Thomas Shaffer, amongst other law professors, assigns the book to his ethic students. He makes the reason clear in "The Moral Theology of Atticus Finch:"

Robert Ewell, the father of the "rape" victim in the Robinson case, was humiliated and saw his daughter humiliated by Atticus in the trial. The community which knew the truth but could not tell the truth, knew that Mayella was not raped, it knew but could not say that she attempted to seduce a black man and then lied about it, that her father lied, too, and that her father was willing to see Tom Robinson die to protect him and his daughter from a public certification of the truth. The community knew all of this in a way that it would not know if Atticus had not proclaimed the truth in the trial.
Atticus spoke truth to his community, family, and neighbors; and he expressed the virtue of courage. I fully accept Shaffer's theory. It is one reason, upon reading the novel in the early 1960s, I decided to become an attorney. It also helped pull me back from the precipice of Objectivism.

Five days after Harper Lee died in Alabama, Umberto Eco died in Italy.
 

Eco was one of those men who deserve the title renaissance man. Writing novels was not his profession; it was a method to pass on his Brobdingnagian knowledge base of symbolism and semiotics to the rest of the world.

His most popular novel (The Name of the Rose) was a murder mystery -- on its face -- set in a northern Italy monastery during the 14the century. The reader is introduced to social and theological disputes, and the struggle between logic and received wisdom. It is Sherlock Holmes in a cassock.

He followed it up with the conspiratorial Foucalt's Pendulum that makes the Knights Templar tales seem like child's play (and makes Dan Brown look like what he is -- a hack). Then came the psychological The Island of the Day Before that explores the mind of a 17th century noble adventurer; the scholasticist Baudolino that relies on the conceit of the Kingdom of Prester John to explore the 12th century European mind; The Mysterious Flame of Queen Loana that poses the question that if we must reconstruct our memory from external sources, will the resultant memories restore who we once were?; The Prague Cemetery that tackles one of Europe's great sicknesses -- anti-antisemitism; and his satire of the tabloid press, Numero Zero, published last year.

Reading Eco is a challenge. But it is always worth the effort. When you put down any of his novels, you will be a changed person. And that is why we read, isn't it?

Unfortunately there will be no more novels from his hand -- unless some lost manuscript is found. And that may be the book's topic. He was like that.

The third death actually came in January, but I received the news in February.


Florence King will never be in the same celebrity category as Umberto Eco or even Harper Lee. But her writing was every bit as good as theirs. Anyone who has ever read Confessions of a Failed Southern Lady will know she was one of the best writers of the twentieth century.

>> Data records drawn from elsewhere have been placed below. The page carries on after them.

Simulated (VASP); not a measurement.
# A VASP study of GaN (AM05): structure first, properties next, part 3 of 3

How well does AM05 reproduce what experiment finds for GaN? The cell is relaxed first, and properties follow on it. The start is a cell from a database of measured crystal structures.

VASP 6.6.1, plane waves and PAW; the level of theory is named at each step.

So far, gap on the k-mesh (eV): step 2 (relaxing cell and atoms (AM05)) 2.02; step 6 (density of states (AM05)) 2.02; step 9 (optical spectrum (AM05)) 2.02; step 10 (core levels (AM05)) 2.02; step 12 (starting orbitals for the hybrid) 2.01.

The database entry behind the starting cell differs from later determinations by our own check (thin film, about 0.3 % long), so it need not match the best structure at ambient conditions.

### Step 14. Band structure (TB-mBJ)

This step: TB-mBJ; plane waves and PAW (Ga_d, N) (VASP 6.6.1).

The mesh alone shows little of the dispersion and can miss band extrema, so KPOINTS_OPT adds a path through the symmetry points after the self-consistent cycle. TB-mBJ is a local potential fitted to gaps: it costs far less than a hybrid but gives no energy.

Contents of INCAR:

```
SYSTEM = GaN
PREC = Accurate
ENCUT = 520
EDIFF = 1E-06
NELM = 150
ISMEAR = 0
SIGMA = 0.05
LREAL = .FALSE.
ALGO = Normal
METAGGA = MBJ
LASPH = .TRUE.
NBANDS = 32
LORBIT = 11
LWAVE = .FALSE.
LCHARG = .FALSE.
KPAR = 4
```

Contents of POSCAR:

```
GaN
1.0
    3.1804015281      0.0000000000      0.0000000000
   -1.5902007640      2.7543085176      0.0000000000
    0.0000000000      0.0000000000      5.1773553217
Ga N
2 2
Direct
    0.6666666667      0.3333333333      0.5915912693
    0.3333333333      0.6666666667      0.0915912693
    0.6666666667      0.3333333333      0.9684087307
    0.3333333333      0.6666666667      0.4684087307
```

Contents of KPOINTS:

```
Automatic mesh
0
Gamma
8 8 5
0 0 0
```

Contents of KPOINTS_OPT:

I was introduced to her in her role as the star of the back page of National Review: "The Misanthrope's Corner." And misanthrope she was. World-class curmudgeon was another label that was often slapped on her.

Her commentaries on life were always original, and inevitable. Two virtues of the great writer. Especially her book reviews.

I could always count of the quality of her taste if she recommended a book. But her reviews were almost always better than the works she reviewed. Word is that she would spend hours perfecting a 1000 word essay, and would then conduct bone-jarring battle if an editor wanted to move a comma.

Several years ago, I stole one of her lines. When invited to attend events she had little interest in attending, she would respond (often hand-written on the bottom of the invitation): "I would love to attend. I just don't want to."

I just may have that carved on my gravestone.


The birthday was a February birthday. At the end of the month, my mother turned 88. So, I called her.

The years are catching up with her a bit, but she was getting ready for a trip to head off to a Republican conference on the Oregon coast. And she was upset. At Donald Trump.

Well, that is not quite accurate. She was upset at voters for voting for Donald Trump. My mother has always been a stickler for logic. Candidates should stand for something, and they should be able to defend their positions.

"He doesn't stand for anything. And he has no positions. It is just entertainment. How can people be fooled like that?"

And then the bombshell: "And he is so common."

Well, that is one thing that no one will accuse my mother of being. In her 88 years, she has created an aura of style that is all her own. And Donald Trump need not apply for any of it.

Happy birthday, mom.

And, Harper, Florence, and Umberto, we will miss your writing. But thank you for leaving behind what you did.